US Secretary of State Rex Tillerson is encouraged by the vote, but warns Washington would closely watch China, North Korea's biggest trade partner

 

MANILA, Philippines – The United States (UN) and China piled pressure on North Korea Sunday, August 6 to abandon its nuclear missile program after the United Nations (UN) Security Council approved tough sanctions, which could cost Pyongyang $1 billion a year.

One day after Council members voted unanimously for a partial ban on exports aimed at slashing Pyongyang’s foreign revenue by a 3rd, top diplomats from the key powers in the dispute met in Manila.

US Secretary of State Rex Tillerson said he was encouraged by the vote, but officials warned that Washington would closely watch China – North Korea’s biggest trade partner – to ensure sanctions are enforced.

China’s Foreign Minister Wang Yi met his North Korean counterpart Ri Hong-Yo before a major regional security forum being hosted by the 10-nation Association of Southeast Asian Nations.  

He urged the North to halt its nuclear and ballistic missile tests.
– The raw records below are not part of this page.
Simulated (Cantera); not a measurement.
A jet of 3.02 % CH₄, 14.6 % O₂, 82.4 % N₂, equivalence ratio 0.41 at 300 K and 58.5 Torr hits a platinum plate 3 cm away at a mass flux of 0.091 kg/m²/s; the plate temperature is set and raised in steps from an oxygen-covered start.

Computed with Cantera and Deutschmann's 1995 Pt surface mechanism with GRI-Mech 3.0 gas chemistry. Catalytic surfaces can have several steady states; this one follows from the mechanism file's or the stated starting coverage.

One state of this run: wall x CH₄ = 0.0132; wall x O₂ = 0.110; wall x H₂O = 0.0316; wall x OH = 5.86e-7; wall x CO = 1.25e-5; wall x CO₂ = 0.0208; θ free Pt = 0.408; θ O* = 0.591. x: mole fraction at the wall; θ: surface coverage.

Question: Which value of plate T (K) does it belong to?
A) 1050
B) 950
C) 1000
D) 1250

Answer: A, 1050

“It will help the DPRK to make the right and smart decision,” Wang told reporters, speaking through a translator, after talks with Ri, referring to the sanctions and to Ri’s presence in Manila. 

Pyongyang’s top envoy has so far avoided the media in Manila. 

But in a characteristically fiery editorial before the latest sanctions were approved, the North’s ruling party newspaper Rodong Sinmun warned against US aggression.

“The day the US dares tease our nation with a nuclear rod and sanctions, the mainland US will be catapulted into an unimaginable sea of fire,” it said.

Tillerson also met Russia’s Foreign Minister Sergei Lavrov and was to see Wang later on Sunday, seeking to intensify Kim Jong-Un’s diplomatic isolation and reduce the risk of renewed conflict.

“It was a good outcome,” Tillerson said of the UN vote, before a meeting with South Korean Foreign Minister Kang Kyung-Wha.

Senior US envoy Susan Thornton said Washington was “still going to be watchful” on the implementation of sanctions, cautioning that previous votes had been followed by China “slipping back.”

But she added China’s support for the UN resolution “shows that they realise that this is a huge problem that they need to take on.”

‘Military option’

The urgency of the situation was underlined by President Donald Trump’s national security adviser HR McMaster, who told MSNBC news that the US leader was reviewing plans for a “preventive war.”

“He said he’s not going to tolerate North Korea being able to threaten the United States,” McMaster said. 

“It’s intolerable from the president’s perspective. So of course, we have to provide all options to do that. And that includes a military option,” he added.

Saturday’s UN resolution banned exports of coal, iron and iron ore, lead and lead ore as well as fish and seafood by the cash-starved state.

If fully implemented, it would strip North Korea of a 3rd of its export earnings – estimated to total $3 billion per year despite successive rounds of sanctions since the North’s first nuclear test in 2006.

The resolution also prevents North Korea from increasing the number of workers it sends abroad. Their earnings are another source of foreign currency for Kim’s regime.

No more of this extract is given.